The LORD bless you and keep you! The LORD let his face shine upon you and be gracious to you! The LORD look upon you kindly and give you peace!
Matthew’s Gospel (Matthew 2:1-12) is unique as it presents Jesus as both the One Who is to come and the One who has come for all. The Magi represent the “beyond” or distant lands and peoples to whom the Christ will offer His universal wisdom.
These “Wise Men” also represent the former ways of thinking, wondering, and philosophizing. They come in a sign of surrender to this new “epiphany” or display of this “One God” Who is for all and is now known as the God Who does the seeking and the finding. The Magi are the figures of the world who did the seeking for and the finding of God. The Light is initiated by God and this Light is meant for the whole world.
As with the shepherds, these wise men continue in a liturgical manner. They arrive, having wandered in faith, have an offertory procession, a time of adoration and then a sending. Were they totally satisfied by the whole experience of stars, warnings, findings? They were somehow missioned by the encounter to go farther and further and deeper. Like the shepherds they were changed and yet returned to the desert-usual of life.
The gifts which the Magi had presented represented what had been valuable to these seekers who left them at the “house” and leave by “another way”. They have not so much found as they have been found and leave that place to begin the spreading the news of the Finder they found. This is all a grand ending and beginning. The Magi-story is the revelation that mere human wisdom searches for more than it can understand. The Wanderers, who have come from afar in distance and time, arrive, not at an idea or principle, but at the mystery of a Person. They are we as well.

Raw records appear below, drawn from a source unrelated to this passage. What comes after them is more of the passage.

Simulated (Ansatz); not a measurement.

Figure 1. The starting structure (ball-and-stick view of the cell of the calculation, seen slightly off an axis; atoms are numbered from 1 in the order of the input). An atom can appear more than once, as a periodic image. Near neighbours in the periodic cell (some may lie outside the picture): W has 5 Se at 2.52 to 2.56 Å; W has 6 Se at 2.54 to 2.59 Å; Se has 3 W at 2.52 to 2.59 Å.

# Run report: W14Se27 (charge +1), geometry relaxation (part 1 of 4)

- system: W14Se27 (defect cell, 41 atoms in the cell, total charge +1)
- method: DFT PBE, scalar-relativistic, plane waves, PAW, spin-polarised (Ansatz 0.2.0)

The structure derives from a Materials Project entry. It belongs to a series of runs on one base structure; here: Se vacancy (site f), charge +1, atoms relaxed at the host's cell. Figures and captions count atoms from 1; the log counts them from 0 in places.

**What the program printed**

We would like to think of God, arrive at our own logical, reasonable concept of God. We would love to say that we have found God. If we determine Who and What God is, then we would seem to control God. God would have to act accordingly. In prostrating themselves, the Magi admit their former human arrogance and surrender to the truth that until then, they had not been satisfied with the conclusions of their personal ponderings.
The Epiphany is a grand revelation that God will not be found to satisfy human thinking. This seeking of us by God encourages us to live with the dissatisfactions of our hearts. Jesus has come among us and within us to accompany our spirits and not merely slake the thirsts of thought. We are invited to lay down our intellects, as precious gold, which they are. We, like the Magi, pick up our lives which have been met, found and sent off, the better for the finding.
It can be assumed that, as with the shepherds before them, the Magi went back by “another way”, not merely geographically. They return to a new and different way of relating with life. Their hearts and spirits are comforted and their minds, still turning these things over in wonder, not a bad way to journey. The seeking is God’s labor, the being found is ours. When we hear that we should seek and we shall find (Matthew 7:7), what Jesus and the Magi teach us is that human finding will always lead to some kind of dissatisfaction and so the seeking begins anew.
The Magi did not stay at the place to which the star guided them. Nobody who came to find Jesus, from the shepherds to those seeking Him within the tomb, were ever allowed just to stay nice and close to Him, the finder. He moved them along in their human-heart search. This too is not a bad, but rather a holy way to journey.
Think back to a time when you experienced some insight from God. Maybe some confusing aspect of your faith started to make some sense. Or you found clarity about a new phase of life you had entered into. That one “light” didn’t necessarily answer all your questions. It set you on a path, but it didn’t give you the entire road map. So you had to do your best to follow it, and as you did, you sorted out the next step. Each step forward, each choice to be flexible, each response of trust made subtle or not-so-subtle changes in you. Light built on light, and slowly but surely, like the Magi in Matthew’s Gospel, you started doing things differently. You started to see things as God does, in His light.
And that’s what Epiphany is all about. It’s a revelation that changes our hearts.